We know we humans have created a category called “citizenship”. We may attain it by birth, blood, or grant it to carefully vetted “outsiders” whom we allow to settle within domains our ancestors have pre-staked out. Every “country” has done it since time immemorial. Pretty much, we assert this:
Okay, we declare formally, we permit you to live on this piece of earth which our power controls to the exclusivity of others. We hereby give you this certificate saying you are one of us now. Having asked us, and been accepted by us, you now owe us your allegiance and support, and may even be asked to fight with us, and in exchange you may dwell within our carefully delineated boundaries forever if you choose, and so may any offspring you produce.
We know holding and protecting habitable land stems from the needs of human survival. For instance, when ancient Greek city-states made war on each other it was usually to seize more land in order to better support a growing community and also improve that community’s ability to protect itself. To do so, one city’s army often moved to destroy a neighboring city’s crops in order to compel that city to bring out its citizen-soldiers to defend them – or that defending city would starve.
The stakes were life or death. If the defenders lost, little mercy might be shown: the men were often slaughtered, and the women and children carried off into slavery. (Persian conquerors of Greek cities often castrated the young boys.) Afterwards, the conqueror usually brought in some of his own city’s populace to supplant the former residents.
It is easy to feel detached from that hellish possibility in our “legalistic,” modern world.
Last Friday, my United Kingdom-born wife became a U.S. citizen at a nicely done ceremony in a Federal courthouse in upstate New York. Fifty-two others from a veritable roll call of the U.N. also achieved it. It was truly inspiring to witness, and more moving than this American had anticipated it to be.
In relaxed comments, the presiding judge, interestingly, cited British former prime minister Tony Blair. He said that Blair has noted that any country which people wish to join, must be a good country. You had the distinct impression all of those present agreed: the genuine happiness on faces was clearly evident.

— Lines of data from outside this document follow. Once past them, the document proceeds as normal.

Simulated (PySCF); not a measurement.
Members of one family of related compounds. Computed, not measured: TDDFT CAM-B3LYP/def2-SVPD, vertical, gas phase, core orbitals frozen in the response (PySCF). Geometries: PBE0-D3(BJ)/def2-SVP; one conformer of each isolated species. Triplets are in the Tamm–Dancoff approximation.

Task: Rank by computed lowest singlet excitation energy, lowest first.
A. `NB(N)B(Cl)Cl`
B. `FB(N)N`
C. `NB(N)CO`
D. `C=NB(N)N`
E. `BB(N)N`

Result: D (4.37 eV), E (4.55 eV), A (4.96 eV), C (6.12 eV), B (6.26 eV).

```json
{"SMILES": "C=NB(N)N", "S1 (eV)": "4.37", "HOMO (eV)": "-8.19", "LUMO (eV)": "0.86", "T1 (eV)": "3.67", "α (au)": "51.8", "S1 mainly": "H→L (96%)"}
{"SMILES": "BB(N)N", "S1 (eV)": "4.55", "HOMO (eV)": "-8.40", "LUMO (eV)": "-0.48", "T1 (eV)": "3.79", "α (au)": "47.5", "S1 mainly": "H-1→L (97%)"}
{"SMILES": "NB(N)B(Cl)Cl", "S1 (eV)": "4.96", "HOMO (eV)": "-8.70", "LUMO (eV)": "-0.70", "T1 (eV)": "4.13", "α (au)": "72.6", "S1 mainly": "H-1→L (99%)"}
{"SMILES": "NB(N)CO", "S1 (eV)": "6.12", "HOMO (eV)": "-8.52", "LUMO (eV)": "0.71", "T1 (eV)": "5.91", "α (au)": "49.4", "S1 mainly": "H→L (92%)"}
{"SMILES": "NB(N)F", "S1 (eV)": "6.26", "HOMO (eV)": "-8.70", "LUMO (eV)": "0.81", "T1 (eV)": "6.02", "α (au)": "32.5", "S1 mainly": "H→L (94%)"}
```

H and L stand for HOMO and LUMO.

The judge remarked also that, of the 53 new U.S. citizens, just under a dozen had become citizens owing to “refugee” status. That is worth bearing in mind. They had fled some of the world’s horror spots for the safety and protection of what is today essentially the most powerful “city-state” of all: the U.S.A.
Such is a reminder that we are not necessarily as far removed from the brutality of the “conquer or be the conquered” existence of the ancients as we may complacently assume we are. Fortunately, most of us just never witness it. But it is still out there of course.